SpatialActor

AAAI 2026 Oral

¹Department of Automation, BNRist, Tsinghua University, ²Dexmal, ³MEGVII Technology, ⁴StepFun

shi-h23@mails.tsinghua.edu.cn, wtc@dexmal.com, gaohuang@tsinghua.edu.cn

Abstract

Robotic manipulation requires precise spatial understanding to interact with objects in the real world. Point-based methods suffer from sparse sampling, leading to the loss of finegrained semantics. Image-based methods typically feed RGB and depth into 2D backbones pre-trained on 3D auxiliary tasks, but their entangled semantics and geometry are sensitive to inherent depth noise in real-world that disrupts semantic understanding. Moreover, these methods focus on high level geometry while overlooking low-level spatial cues essential for precise interaction.

We propose SpatialActor, a disentangled framework for robust robotic manipulation that explicitly decouples semantics and geometry. The Semantic-guided Geometric Module adaptively fuses two complementary geometry from noisy depth and semantic-guided expert priors. Also, a Spatial Transformer leverages low-level spatial cues for accurate 2D-3D mapping and enables interaction among spatial features.

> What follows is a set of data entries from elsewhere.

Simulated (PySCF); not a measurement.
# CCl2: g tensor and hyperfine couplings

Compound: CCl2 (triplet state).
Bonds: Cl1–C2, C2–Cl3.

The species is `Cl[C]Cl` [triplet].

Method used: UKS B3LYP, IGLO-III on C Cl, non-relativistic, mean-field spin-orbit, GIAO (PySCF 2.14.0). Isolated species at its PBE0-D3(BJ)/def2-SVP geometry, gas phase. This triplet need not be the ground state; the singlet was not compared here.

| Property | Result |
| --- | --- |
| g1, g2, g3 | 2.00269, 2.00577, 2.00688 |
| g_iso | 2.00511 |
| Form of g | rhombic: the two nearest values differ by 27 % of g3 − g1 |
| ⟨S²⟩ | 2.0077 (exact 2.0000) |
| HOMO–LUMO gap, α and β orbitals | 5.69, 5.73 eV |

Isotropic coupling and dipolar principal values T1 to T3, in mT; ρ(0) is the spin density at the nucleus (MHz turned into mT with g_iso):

We evaluate SpatialActor on multiple simulation and real-world scenarios across 50+ tasks. It achieves state-of-the-art performance with 87.4% on RLBench and improves by 13.9% to 19.4% under varying noisy conditions, showing strong robustness. Moreover, it significantly enhances few-shot generalization to new tasks and maintains robustness under various spatial perturbations.

Framework

Overall architecture of SpatialActor. The architecture employs separate vision and depth encoders. Semantic-guided Geometric Module (SGM) adaptively fuses robust yet coarse geometric priors from a pretrained depth expert with noisy depth features via gated fusion to yield high-level geometric representations. In the Spatial Transformer (SPT), low-level spatial cues are encoded as positional embeddings to drive spatial interactions. Finally, view-level interactions refine intra-view features, while scene-level interactions consolidate cross-modal information across views to support the subsequent action head.

Module Details

Module details (a) Semantic-guided Geometric Module (SGM) adaptively combines two complementary geometric representations via a gating mechanism. (b) Spatial Transformer (SPT) converts 3D points into spatial positional embeddings using RoPE to establish 2D–3D correspondences, followed by view-level and scene-level interactions for spatial token refinement.